But that's not what I am trying to do! as long as I can prove Infinite 0.9 is 99% of the time smaller than 1 it is far more Evidence than Argument (A).

A.R.B

[Mr. Hui]

A.R.B,

If you believe that 1 - (0.999...) is not equal to zero, consider Zeno's Paradox.

To get from Point A to Point B, one must reach half the distance. Then you must again reach half the distance, ad infinitum.

In this sense, you will never be able to reach your goal because you will always have an infinitely small distance left to travel. Therefore, mathematicians accept that an infinitely small number to be equal to zero.

__________________________________________________ _

Shura,

Interesting proof. I will need time to study it.

BELOW MORE EXAMPLE INFO! PLUS THE MISTAKES EVERYONE IS MAKING!.

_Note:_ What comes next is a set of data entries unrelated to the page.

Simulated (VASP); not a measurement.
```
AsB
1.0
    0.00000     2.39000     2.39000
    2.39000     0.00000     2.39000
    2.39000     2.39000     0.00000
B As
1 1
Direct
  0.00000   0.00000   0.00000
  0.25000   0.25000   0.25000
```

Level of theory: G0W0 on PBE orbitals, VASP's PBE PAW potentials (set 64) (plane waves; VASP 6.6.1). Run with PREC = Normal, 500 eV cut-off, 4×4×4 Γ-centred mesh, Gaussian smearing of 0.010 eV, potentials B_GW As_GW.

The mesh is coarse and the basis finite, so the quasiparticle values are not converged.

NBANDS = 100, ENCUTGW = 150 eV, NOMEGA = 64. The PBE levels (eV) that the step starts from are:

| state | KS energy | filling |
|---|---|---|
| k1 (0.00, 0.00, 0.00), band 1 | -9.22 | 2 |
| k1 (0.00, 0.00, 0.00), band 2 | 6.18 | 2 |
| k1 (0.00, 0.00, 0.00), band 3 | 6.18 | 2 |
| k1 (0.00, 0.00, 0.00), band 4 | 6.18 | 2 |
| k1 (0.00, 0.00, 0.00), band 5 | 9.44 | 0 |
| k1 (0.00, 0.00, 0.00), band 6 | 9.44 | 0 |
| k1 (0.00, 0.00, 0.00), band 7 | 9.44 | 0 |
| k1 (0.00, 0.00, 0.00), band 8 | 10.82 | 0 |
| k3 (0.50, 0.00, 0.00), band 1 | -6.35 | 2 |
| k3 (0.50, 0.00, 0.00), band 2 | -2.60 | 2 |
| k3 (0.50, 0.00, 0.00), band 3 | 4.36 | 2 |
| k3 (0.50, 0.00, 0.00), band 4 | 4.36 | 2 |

(A) INFINITE Versus RECURRING!

It is possible to have an Infinite number,the definition Recurring does not explain the number in the correct way!
INFINITE = without any limit or end. RECURRING = happen again,repetition.
Infinite 0.9 the .9's are not repeating themselves,every .9 is new as part of a continuos stream with no end!
Recurring 0.9 the .9 is repeating itself!and is in a way going round in a circle,back on itself.

(B) ITS IMPOSSIBLE TO CHANGE AN INFINITE NUMBER!

Its impossible to add,multiply,subtract or do any math calculations to an Infinite number! The reason for this is because,its impossible to prove the length of an Infinite number!
You need to know how long a number is before you can Calculate on it,otherwise all results are a guess!.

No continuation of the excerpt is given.